Given $f(1)=1$, what is the limit of the following recursive function as $x$ approaches $\infty$? $$f(x)=\left(\sum_{n=0}^\infty {1\over{2^{xn}}}\right)\left(\sum_{i=1}^{x-1} {(^x_i)\over2^x}\cdot f(i)\right) $$ where $(^x_i)$ is $xCi$. I've graphed the first 300 or so values of the function and know it's oscillating (like damped harmonic progression) towards a certain number around $0.7213$ish, so I'm fairly certain it's convergent (although I don't know how to prove that on paper).
Also, apologies for the confusing parentheses, I wasn't sure if it was proper to use brackets or something.
[Partial answer for now]
I'll write $f(n)$ instead of $f(x)$, for the sake of clarity, although $f_n$ might be a better notational choice. Anyway...

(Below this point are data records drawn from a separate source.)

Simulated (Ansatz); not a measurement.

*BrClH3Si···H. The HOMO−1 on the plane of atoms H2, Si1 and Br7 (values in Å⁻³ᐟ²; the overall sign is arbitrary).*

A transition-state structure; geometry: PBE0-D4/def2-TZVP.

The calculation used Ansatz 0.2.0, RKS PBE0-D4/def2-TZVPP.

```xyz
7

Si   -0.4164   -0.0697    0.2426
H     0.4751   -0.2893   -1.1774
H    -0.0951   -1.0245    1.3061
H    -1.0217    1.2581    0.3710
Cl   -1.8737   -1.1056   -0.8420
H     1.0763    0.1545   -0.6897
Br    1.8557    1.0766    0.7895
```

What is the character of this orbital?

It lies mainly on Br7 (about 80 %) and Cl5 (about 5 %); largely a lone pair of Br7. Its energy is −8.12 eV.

The recurrence in OP can be simplified, after summing the infinite geometric series in the first multiplicand, to the following recurrence:
$$\forall n\ge 2\colon\quad(2^n-1)f(n)=\sum_{i=1}^{n-1}\binom ni f(i)\tag 1$$
Replacing $n$ by $n+1$ in $(1)$, we also get,
$$\forall n\ge 1\colon\quad(2^{n+1}-1)f(n+1)=\sum_{i=1}^n\binom{n+1}i f(i)\tag 2$$
Subtracting $(1)$ from $(2)$ and using Pascal's rule, we get,
$$\forall n\ge 2\colon\quad(2^{n+1}-1)f(n+1)-(2^n-1)f(n)=f(1)+(n+1)f(n)+\sum_{i=1}^{n-2}\binom ni f(i)\tag3$$
Using $(1)$, we can rewrite $(3)$ as,
$$\forall n\ge 2\colon\quad (2^{n+1}-1)\bigl[f(n+1)-f(n)\bigr]=f(1)+n\bigl[f(n)-f(n-1)\bigr]\tag4$$
Define $\Phi(n):=f(n)-f(n-1)$ for $n\ge 2$ and with $f(1)=1$, we can rewrite $(4)$ as,
$$\forall n\ge 2\colon\quad(2^{n+1}-1)\Phi(n+1)=1+n\Phi(n)\qquad,\quad\Phi(2)=f(2)-f(1)=-\frac 13\tag5$$
and this might be an easier recurrence relation to tackle with, and then get a closed form for $f(n)$. We may even, perhaps, be able to use the telescopic properties of $\Phi(\cdot)$, ie, $\sum_{k=2}^n\Phi(k)=f(n)-f(1)$ with the recurrence in $(5)$, to recover a closed form for $f(n)$. For now, I'm exhausted after an all-nighter and I'll look into it further later.